Composer reads the reviews but tries to follow his muse (Guide Live, 15th September 2006)
Massive Attack forged a new kind of sound and won a dedicated fan base. Figuring out what to do next has been tough.
Formed in the late 1980s, the U.K. band gave hip-hop a dreamy, moody twist, slowing down the beats and adding dark, ominous noise to the background.
Some people called it "trip-hop," which was never a very good name. Massive Attack's style has never been particularly druggy or woozy; the feeling it inspires is very sharp and poignant. You could call it "melancholy-hop," but that's not a very good name, either.
The group produced three fantastic 1990s albums, each a collection of shadowy beats, whispers and torch-song vocals from female collaborators. But after the peak of the 1998 masterpiece Mezzanine, the reviews for 100th Window, the band's 2003 record, were mixed.
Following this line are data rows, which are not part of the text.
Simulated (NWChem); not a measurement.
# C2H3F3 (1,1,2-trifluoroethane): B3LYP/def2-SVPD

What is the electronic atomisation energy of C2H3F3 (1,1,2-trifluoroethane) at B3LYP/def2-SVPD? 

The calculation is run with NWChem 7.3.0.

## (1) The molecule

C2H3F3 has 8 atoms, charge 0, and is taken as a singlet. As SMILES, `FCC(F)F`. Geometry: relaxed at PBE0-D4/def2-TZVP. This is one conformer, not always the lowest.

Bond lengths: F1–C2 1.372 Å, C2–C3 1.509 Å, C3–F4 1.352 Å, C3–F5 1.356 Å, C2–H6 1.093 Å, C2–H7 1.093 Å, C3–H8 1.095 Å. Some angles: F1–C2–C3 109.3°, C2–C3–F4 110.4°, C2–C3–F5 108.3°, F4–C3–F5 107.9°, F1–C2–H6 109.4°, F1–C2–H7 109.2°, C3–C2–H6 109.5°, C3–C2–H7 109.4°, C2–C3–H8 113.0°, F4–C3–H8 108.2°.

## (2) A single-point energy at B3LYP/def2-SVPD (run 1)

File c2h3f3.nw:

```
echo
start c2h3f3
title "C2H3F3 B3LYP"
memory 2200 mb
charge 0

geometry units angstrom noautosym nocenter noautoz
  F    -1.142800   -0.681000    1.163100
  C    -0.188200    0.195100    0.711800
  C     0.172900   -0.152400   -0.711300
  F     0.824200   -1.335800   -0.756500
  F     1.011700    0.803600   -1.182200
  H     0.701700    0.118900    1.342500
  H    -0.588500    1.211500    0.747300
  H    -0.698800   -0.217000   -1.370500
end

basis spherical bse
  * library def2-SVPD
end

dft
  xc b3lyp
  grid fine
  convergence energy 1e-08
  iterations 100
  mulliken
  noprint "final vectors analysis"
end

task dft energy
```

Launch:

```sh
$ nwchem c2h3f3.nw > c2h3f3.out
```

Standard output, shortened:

Spin magazine called it a "masterpiece of haunted sonics," while Billboard found it "emotionless and soulless." Massive Attack's music has always had a hard, steely exterior, but critics seemed to think the band was losing its hint of human warmth.
Typically, artists facing negative reviews say they follow their own muse and don't read the critics. But Robert Del Naja, who composes Massive Attack's music with Grant Marshall, can't ignore what people say about his work.
"No one wants to, but everyone does" read their reviews, he says in a phone interview. "It's the same thing as when a friend calls on their mobile phone from their pocket. They're walking and talking, and sometimes the messages are two to three minutes long, and you listen out of morbid curiosity. With a review, if you see it, you're going to read it."
Mr. Del Naja is proud of 100th Window. But some writers had legitimate criticisms of the album, he says.
"I read bad reviews and good reviews. I'm not going to take one over the other," he says. "I may even laugh with them."
A brush with the law in 2003 steeled Mr. Del Naja against the whims of public perception. He was arrested in the U.K. on suspicion of downloading child pornography. He vehemently denied the charge, and police dropped the case soon after.
It was a horrible ordeal, but something interesting happened.
Normally, people act with a certain formality when they know they're around a famous person, he says. But the legal entanglement changed how everyday people treated him.
"At the time, when I was going out and about meeting people, there was definitely an element of people talking in a direct and honest way, people speaking their mind," he says. "People often aren't honest with you. It takes something severe for people to be real honest and say what they mean."
Mr. Del Naja has been working this summer on Massive Attack's next record, tentatively titled Weather Underground. As he composes and produces, he's mindful of what people will think of the music, he says. But he tries to go with his gut.
"There's a subtle consciousness about it," he says. "You know whether something is interesting or exciting. You have to have this feeling that it's titillating you, that it's turning you on."
How will the new record sound?
"We've got a lot of things we want to do, a lot of interesting tracks," he says. "There's a moment when you're recording when you find an angle for a record. We're still working for the angle on this one."